The earlier European objectives for 2010 included the targets of: 22% renewable source electricity and 12% renewable of primary energy in 2010 (directive and white paper). This included the objectives of 40 GWh wind power, 3 GWh PV and 5.75% biofuels (2010). The wind power objective was reached as early as 2005.

In 2005 the renewable energy share of electricity in Finland was as follows: Hydro electric power 60%, forest industry black liquor 22%, other wood residues 16%, wind power 0.2% and other RE 1%.

Energy in Finland

Finland differs from most industrialized countries in that many of its energy needs stem from the Nordic conditions. Finland is located between 60 and 70 degrees northern latitude and a quarter of its area lies north of the Arctic Circle. In fact, one third of all people living north of the 60th parallel are Finns. The annual mean temperature in the south of the country is around 5 °C and 0 °C in the north. The population-weighted average number of heating degree days for Finland is 5000, considerably more than in Sweden and Norway (4000). Thus, the Finnish climate is the coldest in the EU and, consequently, a large share of the energy (22%) is used for the heating of buildings.[3]

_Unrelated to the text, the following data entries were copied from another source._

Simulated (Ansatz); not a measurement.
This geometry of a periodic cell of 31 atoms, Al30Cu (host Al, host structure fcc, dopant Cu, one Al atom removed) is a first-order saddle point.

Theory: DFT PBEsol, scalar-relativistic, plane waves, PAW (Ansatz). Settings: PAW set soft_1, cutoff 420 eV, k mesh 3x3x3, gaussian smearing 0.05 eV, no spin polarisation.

Finland's energy consumption increased 44% in electricity and 30% in total energy use during the period 1990-2006. The increase in electricity consumption of 15,000 GWh (1995–2005) was more than Finland's total hydroelectric power capacity. The consumption increased almost equally in all sectors (industry, residential, and services). The share of renewable electricity in Finland has been stable (1998–2005): 11-12% plus yearly variable hydroelectric power, totaling 24-27%. The forest industries contributed 57% of the RE power generation via black liquor and wood burning in 1990. By 2005 this share had grown to 67%.[4] The rest consisting primarily of hydroelectric power. As with most first world countries, the vast majority of commercially viable hydroelectric sites in Finland have already been developed. The forest industry uses 30% of all electricity in Finland (1990–2005). Its process wastes, wood residues, and black liquor were used to produce 7-8000 GWh of electricity in 2005. However, during that year electricity consumption fell 10% compared to 2004 as a result of a prolonged forest industry labour dispute.[5] Finland's power consumption was (2005) 17.3 MW electricity per capita compared to Germany 7.5 MW per capita. This number includes the power losses of the distribution.

Of primary energy consumed in Finland, around 25% is covered with renewable sources. This is one of the highest figures among all industrialized nations and the third highest in the EU. Finland is among the leading countries in the use of biomass in energy production: the share of bioenergy is 20% of all primary energy consumption and, therefore, the second highest in the EU after Latvia. The objective of RE (2005) of electricity was 35% (1997–2010). However, (2006) the Finnish objective was dropped to 31.5% (1997–2010). According to ‘Renewables Global Status Report’ Finland aims to increase RE only 2% in 13 years. This objective to add the RE use with 2% in 13 years is among the most modest of all the EU countries.[6]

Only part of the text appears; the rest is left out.